Tom’s interview for The Telegraph

The Telegraph has published a new exclusive interview with Tom on their website. Read it below:

There is an electric atmosphere in the auditorium of the Donmar Warehouse – more befitting a rock concert than a Shakespearean tragedy – as the audience waits for a preview performance of Coriolanus to begin. Five years since he last appeared on this small stage as a little-known actor, Tom Hiddleston is returning as a bona fide film star.
At 32 Hiddleston has achieved the kind of success that most young actors can only dream of. His performance as

Captain Nicholls in Steven Spielberg’s 2011 adaptation of the National Theatre’s War Horse was by far the film’s most memorable. But it is as Loki in Marvel Comics’ blockbusting Thor franchise that Hiddleston has generated an obsessive following.

When he made a surprise appearance in character at the international Comic-Con convention in San Diego last summer, some members of the hysterical 7,000-strong crowd actually knelt in worship. At last count, his Twitter following was approaching a million.

‘It’s mad and bananas and amazing,’ Hiddleston tells me, over a restorative full English breakfast at a central London hotel, the morning after the Coriolanus preview. ‘But I can handle it for the simple reason that it genuinely feels like it’s not real. You know when you go to a fancy dress party and everyone looks incredible and there are crazy things hanging from the ceiling? For about five hours or so, you enter into another world and then, when you come out of it, you are sitting at home with a cup of tea and a biscuit and you’re thinking to yourself, “Well, that was weird. Fun, but weird.” That’s exactly what it feels like.’

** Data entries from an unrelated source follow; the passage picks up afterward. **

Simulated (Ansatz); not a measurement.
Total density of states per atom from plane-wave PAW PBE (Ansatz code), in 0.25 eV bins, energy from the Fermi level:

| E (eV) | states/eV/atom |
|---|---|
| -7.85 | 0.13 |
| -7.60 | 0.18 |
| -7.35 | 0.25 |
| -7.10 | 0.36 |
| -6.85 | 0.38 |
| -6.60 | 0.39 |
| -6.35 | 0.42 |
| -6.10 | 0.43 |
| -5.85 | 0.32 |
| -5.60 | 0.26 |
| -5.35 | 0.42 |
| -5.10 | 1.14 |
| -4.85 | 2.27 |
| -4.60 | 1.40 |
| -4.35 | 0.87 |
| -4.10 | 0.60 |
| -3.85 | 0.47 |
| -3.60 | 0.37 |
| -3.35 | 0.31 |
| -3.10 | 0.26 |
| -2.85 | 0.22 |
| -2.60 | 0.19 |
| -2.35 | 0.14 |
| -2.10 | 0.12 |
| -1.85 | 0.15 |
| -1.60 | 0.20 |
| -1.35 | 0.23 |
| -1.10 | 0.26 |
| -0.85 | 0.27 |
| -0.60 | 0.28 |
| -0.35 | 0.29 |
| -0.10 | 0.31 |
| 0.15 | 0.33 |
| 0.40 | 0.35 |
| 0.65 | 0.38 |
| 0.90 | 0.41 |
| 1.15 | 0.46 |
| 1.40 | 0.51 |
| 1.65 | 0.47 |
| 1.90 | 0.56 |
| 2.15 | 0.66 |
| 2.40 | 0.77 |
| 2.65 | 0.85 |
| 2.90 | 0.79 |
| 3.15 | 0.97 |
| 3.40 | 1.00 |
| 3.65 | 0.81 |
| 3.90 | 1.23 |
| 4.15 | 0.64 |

Hiddleston’s Coriolanus is a masterclass in layering; a celebrated warrior with matinee-idol looks who is part venomous despot, part isolated soul-searcher. For a full two and a half hours, the 6ft 1in actor commands the stage with a complexity that leaves the audience in silent rapture. ‘Hiddleston gives a powerhouse performance,’ was the Telegraph critic Charles Spencer’s verdict. ‘The mixture of charisma and emotional truth in his performance is very special indeed.’

Little wonder that Coriolanus will be only the second Donmar Warehouse production to be shown live in cinemas around the world when National Theatre Live broadcasts the January 30 performance. ‘It is a huge and slightly overwhelming privilege,’ Hiddleston says. ‘I feel incredibly excited about it.’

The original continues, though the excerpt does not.